Column by Dr YRK Reddy - HRD Newsletter

E-HRM – AN OXYMORON

HRM is people business – it deals mostly with motivations, competencies and cultures. It is “touchie-feelie” stuff even as it works on rules, manuals, formats, forms and metrices. What has electronics got to do with it? Electronics is supposed to de-humanize work – the normal ware does not distinguish one person from the other, nor a handicapped child from a criminal; it makes drudgery out of work. In the early days of automation, the concern was of the manner in which it impacts people.. Multi-lateral organizations and Governments set up committees and prepared guidelines for automation, to ensure that work is not de-humanized. That it does not affect people adversely.

Even as programmers world wide have been reminding us since mid-80s of the same industrial sociological issues such as those of Emile Durkhiem`s “alienation” and “anomie”, some argue that ICE (internet, communication and entertainment segments) have humanized the workplace. Teleconferencing, online chats, for example draw people closer than ever before, they say. This possibly is so, where the faceless paper-work is replaced by atleast electronic contact.
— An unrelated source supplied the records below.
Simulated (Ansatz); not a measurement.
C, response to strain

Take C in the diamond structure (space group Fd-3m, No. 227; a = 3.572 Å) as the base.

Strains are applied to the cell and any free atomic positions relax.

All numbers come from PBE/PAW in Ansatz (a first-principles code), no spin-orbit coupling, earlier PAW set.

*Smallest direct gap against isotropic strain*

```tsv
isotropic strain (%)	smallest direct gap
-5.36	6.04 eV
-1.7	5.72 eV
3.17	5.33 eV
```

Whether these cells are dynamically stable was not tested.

Providing for such humanizing content in some processes of the new technology wave, the term E-HR still bothers me. Mainly, it appears to connote that electronics can some how cannibalise HRM. The great hype for Business Process Outsourcing (BPO) reinforces the possibility of HRM being “critical but non-core” and hence divestible. HR professionals must debate the nuances of the new wave before becoming unsuspecting victims by shooting themselves in the foot.

I will light the “fuse” by making three broad points: one of history; the other of E-HRM tools and toys; and the last on BPO.

Rationalisation, Automation, Computerisation and E-HR
For decades, HRM has drawn upon electronic/computer technology as much as on management technology like industrial engineering, quality, strategic planning. In the 70’s the data processing machines took over the payroll and attendance functions, gave numbers to people and knew the deductions to be made – the ESI, the PF, the tax, the housing loans, car loans, festival advances, etc. They quickly and automatically adjusted for leave encashment, pay, half-pay, increments, revisions in any of the elements on account of wage agreements. Automation took away the drudgery of using “facit” machines and 40-columned huge sheets to prepare wage data. By the mid 80’s personnel records started getting computerized and then the search has been for a fully integrated HRIS (HR information system) that would help HR Managers to access information fast, make information available to several people simultaneously and analyze information for decision purposes, data analysis, extrapolation and the like. The HRIS, implemented in several big corporates by mid-90s, has driven down the time and cost of running HR processes and improved the reliability and timeliness of decisions. All this can be termed as “first wave”.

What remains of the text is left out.